Day 2 — Otaru's Canal and the Yoichi Whisky Road

Ride the rapid line 30–40 minutes west to Otaru, a herring-boom port whose stone warehouses now hold glass studios and cafes. Walk the canal, blow your own glass at Kitaichi, eat sushi off the boat at Sankaku Market, then continue 25 minutes to Yoichi, where Nikka has distilled Japan's first whisky since 1934. Back to Sapporo by evening.

  1. Otaru Canal
    Photo by rawkkim / Unsplash

    Otaru Canal

    45 min
    小樽運河

    The 1.1-kilometre canal that made Otaru's fortune in the herring and trading boom of the early 1900s, lined with stone warehouses that have been saved and repurposed rather than torn down. Gas lamps light the water at dusk; the warehouses now hold restaurants, glass studios and a beer hall. It is the most photographed stretch in Hokkaido for a reason.

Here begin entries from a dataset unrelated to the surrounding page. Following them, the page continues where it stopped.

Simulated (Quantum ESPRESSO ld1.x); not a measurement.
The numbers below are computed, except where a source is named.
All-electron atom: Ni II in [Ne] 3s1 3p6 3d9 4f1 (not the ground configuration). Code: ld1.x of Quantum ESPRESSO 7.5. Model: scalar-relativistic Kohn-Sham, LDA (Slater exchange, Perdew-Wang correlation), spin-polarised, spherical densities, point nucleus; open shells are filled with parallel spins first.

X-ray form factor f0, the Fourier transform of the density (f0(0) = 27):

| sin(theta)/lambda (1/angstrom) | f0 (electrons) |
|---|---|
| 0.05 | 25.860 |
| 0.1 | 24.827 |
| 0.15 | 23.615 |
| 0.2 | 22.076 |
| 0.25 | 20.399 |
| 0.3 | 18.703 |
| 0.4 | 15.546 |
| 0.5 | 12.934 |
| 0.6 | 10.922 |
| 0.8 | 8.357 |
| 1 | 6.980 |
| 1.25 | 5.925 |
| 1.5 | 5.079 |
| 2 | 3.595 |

    Free, always open; most atmospheric at dusk when the gas lamps light. A 10-minute walk from JR Otaru Station, downhill toward the water.

  2. Kitaichi Glass No.3 (Glass-Blowing Workshop)

    1h 15m
    北一硝子三号館(ガラス吹き体験)

    Otaru's glass trade began making oil-lamp chimneys and herring-net floats; today Kitaichi Glass is its flagship, and the No.3 building — a converted 1891 warehouse with a lamp-lit hall — runs bookable hands-on sessions where you blow a glass or shape a tumbler yourself. A piece you made, with real provenance, instead of a shelf souvenir.

    Shops generally ~9:00–18:00; workshops are bookable (roughly ¥2,500–4,000 depending on the piece, approx., 2026 — reserve ahead). On the Sakaimachi craft street, a few minutes from the canal.

  3. Sankaku Market

    1h
    三角市場

    A steep, narrow market hall right beside JR Otaru Station — sixteen stalls under a sloping roof (hence 'triangle'), several with counters serving sashimi bowls of the morning's crab, uni and salmon roe. Smaller and saltier than Sapporo's markets, and the most convenient seafood lunch before the Yoichi train.

    Generally ~6:00–17:00 (shops vary). A kaisendon runs roughly ¥1,800–3,500 (approx., 2026). Right by the station, a 2-minute walk.

  4. Otaru Music Box Museum (Orgel-do Main Hall)
    Photo by Yuri Li / Unsplash

    Otaru Music Box Museum (Orgel-do Main Hall)

    35 min
    小樽オルゴール堂本館

    A grand 1912 brick merchant building at the Sakaimachi crossing, now packed with thousands of music boxes from antique cylinder players to make-your-own kits, with a steam clock chiming outside the door. Touristy, yes — but the building itself is a Meiji-merchant landmark, and free to wander.

    Generally ~9:00–18:00, free to enter; build-your-own kits from about ¥2,000 (approx., 2026). At the Sakaimachi crossing, near the steam clock.

  5. Nikka Whisky Yoichi Distillery
    Photo by Cuvii / Unsplash

    Nikka Whisky Yoichi Distillery

    1h 30m
    ニッカウヰスキー余市蒸溜所

    Where Japanese whisky was born. Masataka Taketsuru — who learned the craft in Scotland — chose Yoichi in 1934 for its cool, damp, Highland-like air and built Japan's first true distillery here, still the only major one to fire its stills with direct coal. The stone kilns, the founder's house and the warehouses make a complete, walkable estate, capped by a tasting of the smoky, robust Yoichi single malt.

    Free guided tours about 70 minutes, reservation required (book online up to about 4 weeks ahead); roughly 9:00–15:30 with three free tastings, plus a paid tasting bar and museum. Closed 23 Dec–7 Jan 2026. A 25-minute train ride west of Otaru.